While the western portion of San Francisco is often shrouded in fog, there are enough warm and sunny days to make the GGNRA beaches popular destinations. Baker Beach, at the southwestern corner of the Presidio, is a good spot for picnicking, fishing, and sunbathing, though strong tides and the cold water make swimming here dangerous. There are great views of the Marin Headlands and the Golden Gate, and for a good workout you can walk along the coast from Baker Beach almost all the way to the Golden Gate Bridge. The entrance is off Lincoln Boulevard; take Bowley Street to Gibson Road.
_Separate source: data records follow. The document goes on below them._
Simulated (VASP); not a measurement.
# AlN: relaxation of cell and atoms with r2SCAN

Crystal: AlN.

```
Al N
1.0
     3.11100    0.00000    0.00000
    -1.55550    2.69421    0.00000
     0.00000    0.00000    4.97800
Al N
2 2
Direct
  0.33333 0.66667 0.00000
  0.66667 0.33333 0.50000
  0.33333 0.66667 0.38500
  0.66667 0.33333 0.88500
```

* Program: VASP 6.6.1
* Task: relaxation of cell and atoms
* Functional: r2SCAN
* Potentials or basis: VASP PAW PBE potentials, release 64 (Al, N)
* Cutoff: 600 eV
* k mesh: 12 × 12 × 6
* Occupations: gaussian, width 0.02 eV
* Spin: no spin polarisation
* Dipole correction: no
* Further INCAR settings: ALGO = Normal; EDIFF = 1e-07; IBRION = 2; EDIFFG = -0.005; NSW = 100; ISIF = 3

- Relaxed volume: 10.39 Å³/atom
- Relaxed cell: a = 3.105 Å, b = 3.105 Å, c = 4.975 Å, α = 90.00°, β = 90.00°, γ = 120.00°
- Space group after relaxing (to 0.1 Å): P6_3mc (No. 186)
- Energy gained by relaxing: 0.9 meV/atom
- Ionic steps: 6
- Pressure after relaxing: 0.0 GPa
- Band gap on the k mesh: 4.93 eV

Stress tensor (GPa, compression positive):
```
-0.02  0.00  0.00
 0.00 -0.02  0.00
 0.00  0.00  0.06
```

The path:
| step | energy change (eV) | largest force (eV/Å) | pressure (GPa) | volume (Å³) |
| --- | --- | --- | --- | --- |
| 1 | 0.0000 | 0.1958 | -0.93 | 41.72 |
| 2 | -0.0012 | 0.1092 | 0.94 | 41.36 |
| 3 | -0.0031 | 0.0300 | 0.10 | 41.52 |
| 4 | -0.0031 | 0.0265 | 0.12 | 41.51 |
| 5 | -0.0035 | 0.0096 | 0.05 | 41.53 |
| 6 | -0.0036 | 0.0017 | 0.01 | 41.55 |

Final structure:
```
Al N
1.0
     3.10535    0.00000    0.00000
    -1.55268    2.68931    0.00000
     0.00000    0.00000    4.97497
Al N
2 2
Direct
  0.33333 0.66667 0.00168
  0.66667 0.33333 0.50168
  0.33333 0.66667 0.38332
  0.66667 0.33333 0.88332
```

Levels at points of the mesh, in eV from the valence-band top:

Just a little south of Baker Beach is China Beach, named for the Chinese fishermen who used to camp there in the 19th century. It's a small beach, tucked away in a cove in Seacliff, one of the city's most exclusive residential neighborhoods. It's one of the few beaches in San Francisco where swimming is encouraged; lifeguards are on duty from April to October, and changing rooms are provided. Even in the protected cove, the water is pretty cold, so only the hearty venture in. There are steps down to the beach from the parking area, which is on Seacliff Avenue off 25th Avenue.
Lincoln Park and Lands End
Lincoln Park occupies the Point Lobos headlands at the northwest corner of the San Francisco peninsula. There are scenic walks throughout the park, or you can follow the Coastal Trail through the park from Eagle's Point, a breathtaking stairway and viewing platform at the northeast corner, all the way to Cliff House and the Sutro Baths.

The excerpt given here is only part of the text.